Saturday, 24 March, 2007 , 10:12

ANKARA, March 24, 2007 (AFP) — About a third of Turks back Kurdish-language education and broadcasts as a means of ending the two-decade Kurdish conflict in Turkey, while a majority believe that combatting separatist Kurdish rebels is the way out, a poll showed Saturday.

The survey, published in the popular Milliyet daily, found that 34.9 percent believe that granting the Kurdish minority the right to education in its mother tongue would be a "right" way to resolve the conflict, while the remaining respondants said it would be "wrong."

Another 36.3 percent backed Kurdish-language broadcasts.

About 39 percent expressed support for removing a 10-percent national threshold for parties to enter parliament, which has kept Kurdish political movements from obtaining parliamentary representation.

More people -- 42.4 percent -- were in favour of extending state support to preserve Kurdish culture and traditions and 48.3 percent said the powers of local administrations should be broadened.

A solid majority of 80.3 percent said "eradicating terrorism" is the way to end the conflict, which has claimed more than 37,000 lives since the separatist Kurdistan Workers' Party (PKK), listed as a terrorist group by Ankara and much of the international community, took up arms in 1984.

The survey was conducted by the Konda polling company among 48,000 people across Turkey in October.

Under European Union pressure, Turkey has in recent years broadened Kurdish cultural freedoms, legalising the teaching of the Kurdish language at private courses and allowing limited Kurdish-language television and radio broadcasts.

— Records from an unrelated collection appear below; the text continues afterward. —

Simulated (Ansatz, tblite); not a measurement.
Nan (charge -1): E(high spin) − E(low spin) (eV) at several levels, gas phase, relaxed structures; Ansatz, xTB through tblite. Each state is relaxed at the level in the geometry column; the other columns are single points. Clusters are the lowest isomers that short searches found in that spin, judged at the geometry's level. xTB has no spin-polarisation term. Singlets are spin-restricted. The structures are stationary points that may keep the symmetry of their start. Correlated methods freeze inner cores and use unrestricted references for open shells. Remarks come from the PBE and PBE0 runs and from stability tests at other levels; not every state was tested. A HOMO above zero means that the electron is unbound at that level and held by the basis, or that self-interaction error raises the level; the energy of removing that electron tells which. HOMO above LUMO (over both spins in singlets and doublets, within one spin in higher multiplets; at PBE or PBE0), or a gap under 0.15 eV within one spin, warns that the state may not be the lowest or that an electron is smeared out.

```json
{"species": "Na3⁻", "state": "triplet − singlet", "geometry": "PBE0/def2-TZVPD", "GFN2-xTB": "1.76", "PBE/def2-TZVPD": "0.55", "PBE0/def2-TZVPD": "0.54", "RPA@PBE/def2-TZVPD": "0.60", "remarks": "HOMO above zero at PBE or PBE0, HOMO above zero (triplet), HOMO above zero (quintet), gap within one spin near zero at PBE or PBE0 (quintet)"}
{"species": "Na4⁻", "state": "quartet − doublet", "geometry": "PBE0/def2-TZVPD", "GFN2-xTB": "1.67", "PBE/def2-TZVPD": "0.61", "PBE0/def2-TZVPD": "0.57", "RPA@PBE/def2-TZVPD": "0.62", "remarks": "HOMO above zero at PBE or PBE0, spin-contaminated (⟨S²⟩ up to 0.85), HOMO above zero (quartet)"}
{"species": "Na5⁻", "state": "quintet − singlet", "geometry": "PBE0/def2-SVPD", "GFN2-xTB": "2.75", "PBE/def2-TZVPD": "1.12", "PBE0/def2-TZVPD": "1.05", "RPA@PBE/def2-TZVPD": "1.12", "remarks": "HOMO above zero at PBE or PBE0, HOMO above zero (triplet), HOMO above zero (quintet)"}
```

But Kurdish activists say the reforms are inadequate and have called notably for lowering the 10-percent election threshold and granting general amnesty for PKK militants to encourage them to end their armed campaign in the southeast.

Other parts of the poll, published in Milliyet this week, projected the number of Kurds in Turkey at 11.5 million, or 15.7 percent of the 73-million-strong population.